Dec 9, 2012, 2:00 PM EDT
Roy Hibbert made the All-Star team a season ago, one in which he averaged career highs of 12.8 points and 8.8 rebounds per game, while anchoring the defense for a Pacers team that pushed the eventual champion Heat to six games in the second round of the playoffs.
That performance convinced Indiana to match a max contract offer that the Blazers presented to Hibbert in restricted free agency. So far this season, however, Hibbert has regressed statistically, and isn’t coming close to living up to that contract.
Still, the confidence remains. Hibbert believes that despite his struggles, he will eventually become the league’s best center.
“People said I wouldn’t be in the NBA,” said Hibbert, the highest-paid Pacer at $13.8 million this season. “People said I wouldn’t be a starting center, this, that and the other. I just prove people wrong. I’m having a slump right now, but in the grand scheme of things I’m going to turn it around and hopefully be the best when it’s all said and done.”
Hibbert aims to top Dwight Howard as the widely accepted best center in the NBA. A fake Hibbert Instagram account took a shot at Howard recently and gained some traction on the Internet before it was debunked – “I’m the best center in the league #[expletive]Dwight” it read.
“That wasn’t me, but I will be the best center in the league one day,” Hibbert said.
There’s the power of positive thinking and all that, which is good to see in someone like Hibbert that has shown he has the tools to be successful. But there’s also being realistic.
Even in his All-Star season, Hibbert only scored 20 points or better in six out of 65 games. He’s limited offensively, and to be the best in the league at any position, you have to have an offensive game that’s substantially more than serviceable.

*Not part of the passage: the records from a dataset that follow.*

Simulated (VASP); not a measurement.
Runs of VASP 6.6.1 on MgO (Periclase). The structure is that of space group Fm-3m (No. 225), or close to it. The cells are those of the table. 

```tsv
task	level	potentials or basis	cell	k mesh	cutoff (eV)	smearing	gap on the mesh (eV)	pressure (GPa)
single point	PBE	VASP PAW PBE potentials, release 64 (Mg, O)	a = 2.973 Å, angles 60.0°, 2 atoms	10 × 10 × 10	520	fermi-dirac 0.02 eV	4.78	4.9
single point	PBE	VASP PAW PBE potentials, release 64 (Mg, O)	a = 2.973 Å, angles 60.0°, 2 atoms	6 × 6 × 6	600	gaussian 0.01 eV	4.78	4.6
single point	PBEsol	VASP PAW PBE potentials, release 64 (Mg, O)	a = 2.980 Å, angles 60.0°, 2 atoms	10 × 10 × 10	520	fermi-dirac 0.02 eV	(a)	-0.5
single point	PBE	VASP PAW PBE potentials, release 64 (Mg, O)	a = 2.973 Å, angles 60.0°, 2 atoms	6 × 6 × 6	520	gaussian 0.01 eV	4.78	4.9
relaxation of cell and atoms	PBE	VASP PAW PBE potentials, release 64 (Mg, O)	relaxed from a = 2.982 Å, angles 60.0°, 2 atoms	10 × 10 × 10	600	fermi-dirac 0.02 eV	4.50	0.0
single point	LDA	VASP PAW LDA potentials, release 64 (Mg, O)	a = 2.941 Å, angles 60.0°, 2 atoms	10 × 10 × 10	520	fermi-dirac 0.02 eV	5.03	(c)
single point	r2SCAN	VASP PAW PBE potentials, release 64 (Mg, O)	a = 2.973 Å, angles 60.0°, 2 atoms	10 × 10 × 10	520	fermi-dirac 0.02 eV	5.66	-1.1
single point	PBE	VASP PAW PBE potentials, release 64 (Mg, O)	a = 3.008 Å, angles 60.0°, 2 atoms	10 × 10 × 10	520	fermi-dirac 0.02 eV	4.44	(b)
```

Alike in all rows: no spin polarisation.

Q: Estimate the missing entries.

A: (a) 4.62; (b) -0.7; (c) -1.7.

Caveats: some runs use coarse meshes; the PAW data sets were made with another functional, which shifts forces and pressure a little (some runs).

That’s the area where Hibbert has backtracked the most so far in the early stages of the season, with his average dipping three points per game from last year, to a level of just single digits.
There’s much more than scoring to playing the game, obviously, and Hibbert is still above average defensively. He’s improved his shot-blocking to be third in the league in that category at over three per game — ahead of Howard, who sits at fourth.
Hibbert doesn’t appear to have the potential to dominate on both ends of the floor for stretches, to the point where teams would construct entire game plans around his presence. As he said, he’s used to proving people wrong, which is what he’ll have to do in a big way to convince any of us he can be the best in the league at his position.